There is no reason why India should face hunger and malnutrition, and why our farmers should commit suicide. India is blessed with the most fertile soils in the world. Our climate is so generous we can, in places, grow four crops in a year, compared to only one in most of the industrialised West. We have the richest biodiversity in the world, both because of diverse climates and because of the brilliance of our farmers as breeders. They have given us 200,000 varieties of rice, 1,500 varieties of wheat, 1,500 varieties of mangoes and bananas.
Sir Albert Howard, who was sent to India in 1905 to introduce chemicals in farming, saw how fertile the soils were with no pests in the fields. He decided to make the Indian peasants his professors and wrote An Agricultural Testament, which spread organic farming worldwide on the basis of India's ecological farming, today recognised as agroecology-ecology as applied to agriculture.

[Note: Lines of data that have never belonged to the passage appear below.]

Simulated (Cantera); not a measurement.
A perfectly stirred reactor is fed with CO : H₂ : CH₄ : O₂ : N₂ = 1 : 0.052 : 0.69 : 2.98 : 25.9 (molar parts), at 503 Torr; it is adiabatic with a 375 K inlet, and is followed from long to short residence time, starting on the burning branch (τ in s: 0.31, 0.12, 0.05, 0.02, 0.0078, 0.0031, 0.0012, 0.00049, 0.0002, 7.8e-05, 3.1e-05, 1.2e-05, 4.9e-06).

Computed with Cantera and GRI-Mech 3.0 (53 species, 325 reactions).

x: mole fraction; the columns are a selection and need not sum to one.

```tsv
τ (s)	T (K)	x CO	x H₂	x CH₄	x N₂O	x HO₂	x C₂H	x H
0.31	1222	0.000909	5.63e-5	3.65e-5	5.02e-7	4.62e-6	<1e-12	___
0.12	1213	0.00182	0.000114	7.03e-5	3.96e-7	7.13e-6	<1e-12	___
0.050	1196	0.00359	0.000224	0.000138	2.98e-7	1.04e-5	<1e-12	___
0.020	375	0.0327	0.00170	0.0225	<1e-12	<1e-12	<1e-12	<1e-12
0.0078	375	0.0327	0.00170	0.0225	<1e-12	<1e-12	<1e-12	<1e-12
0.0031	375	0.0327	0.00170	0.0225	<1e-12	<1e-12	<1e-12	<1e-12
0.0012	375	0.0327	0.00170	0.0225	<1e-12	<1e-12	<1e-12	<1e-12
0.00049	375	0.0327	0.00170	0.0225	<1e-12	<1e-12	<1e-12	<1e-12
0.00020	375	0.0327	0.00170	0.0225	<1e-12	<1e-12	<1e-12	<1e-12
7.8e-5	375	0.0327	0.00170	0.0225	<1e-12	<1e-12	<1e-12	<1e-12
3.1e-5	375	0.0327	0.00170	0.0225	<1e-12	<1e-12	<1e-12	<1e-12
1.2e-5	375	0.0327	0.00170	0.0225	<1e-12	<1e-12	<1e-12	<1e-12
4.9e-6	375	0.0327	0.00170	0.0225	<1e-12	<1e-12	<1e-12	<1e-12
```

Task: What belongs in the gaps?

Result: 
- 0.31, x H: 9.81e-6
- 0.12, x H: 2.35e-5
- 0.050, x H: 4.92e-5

In spite of our rich agricultural heritage, today India faces a triple emergency related to our food and agricultural system, a manmade emergency.
First, the poor and vulnerable are dying for lack of food. Even as India gets richer, we have emerged as the capital of hunger and malnutrition. According to the National Family Health Survey, 42.5 per cent of children aged under five were underweight. This is more than double the average of 21 per cent for Africa which until recently was the face of hunger.